Descending into ML: Linear Regression

It has long been known that crickets (an insect species) chirp more frequently on hotter days than on cooler days. For decades, professional and amateur scientists have cataloged data on chirps-per-minute and temperature. As a birthday gift, your Aunt Ruth gives you her cricket database and asks you to learn a model to predict this relationship. Using this data, you want to explore this relationship.

First, examine your data by plotting it:

Raw data of chirps/minute (x-axis) vs. temperature (y-axis).

Figure 1. Chirps per Minute vs. Temperature in Celsius.

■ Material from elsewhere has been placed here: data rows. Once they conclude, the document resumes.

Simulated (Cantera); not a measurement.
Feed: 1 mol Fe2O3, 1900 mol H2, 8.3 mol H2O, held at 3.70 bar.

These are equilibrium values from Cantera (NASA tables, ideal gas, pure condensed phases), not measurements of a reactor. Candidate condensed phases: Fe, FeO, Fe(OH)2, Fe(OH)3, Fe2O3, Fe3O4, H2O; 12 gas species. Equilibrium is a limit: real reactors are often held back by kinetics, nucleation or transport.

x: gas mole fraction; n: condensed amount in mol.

As expected, the plot shows the temperature rising with the number of chirps. Is this relationship between chirps and temperature linear? Yes, you could draw a single straight line like the following to approximate this relationship:

Best line establishing relationship of chirps/minute (x-axis) vs. temperature (y-axis).

Figure 2. A linear relationship.

True, the line doesn't pass through every dot, but the line does clearly show the relationship between chirps and temperature. Using the equation for a line, you could write down this relationship as follows:

$$ y = mx + b $$


  • \(y\) is the temperature in Celsius—the value we're trying to predict.
  • \(m\) is the slope of the line.
  • \(x\) is the number of chirps per minute—the value of our input feature.
  • \(b\) is the y-intercept.

By convention in machine learning, you'll write the equation for a model slightly differently:

$$ y' = b + w_1x_1 $$


  • \(y'\) is the predicted label (a desired output).
  • \(b\) is the bias (the y-intercept), sometimes referred to as \(w_0\).
  • \(w_1\) is the weight of feature 1. Weight is the same concept as the "slope" \(m\) in the traditional equation of a line.
  • \(x_1\) is a feature (a known input).

To infer (predict) the temperature \(y'\) for a new chirps-per-minute value \(x_1\), just substitute the \(x_1\) value into this model.

Although this model uses only one feature, a more sophisticated model might rely on multiple features, each having a separate weight (\(w_1\), \(w_2\), etc.). For example, a model that relies on three features might look as follows:

$$y' = b + w_1x_1 + w_2x_2 + w_3x_3$$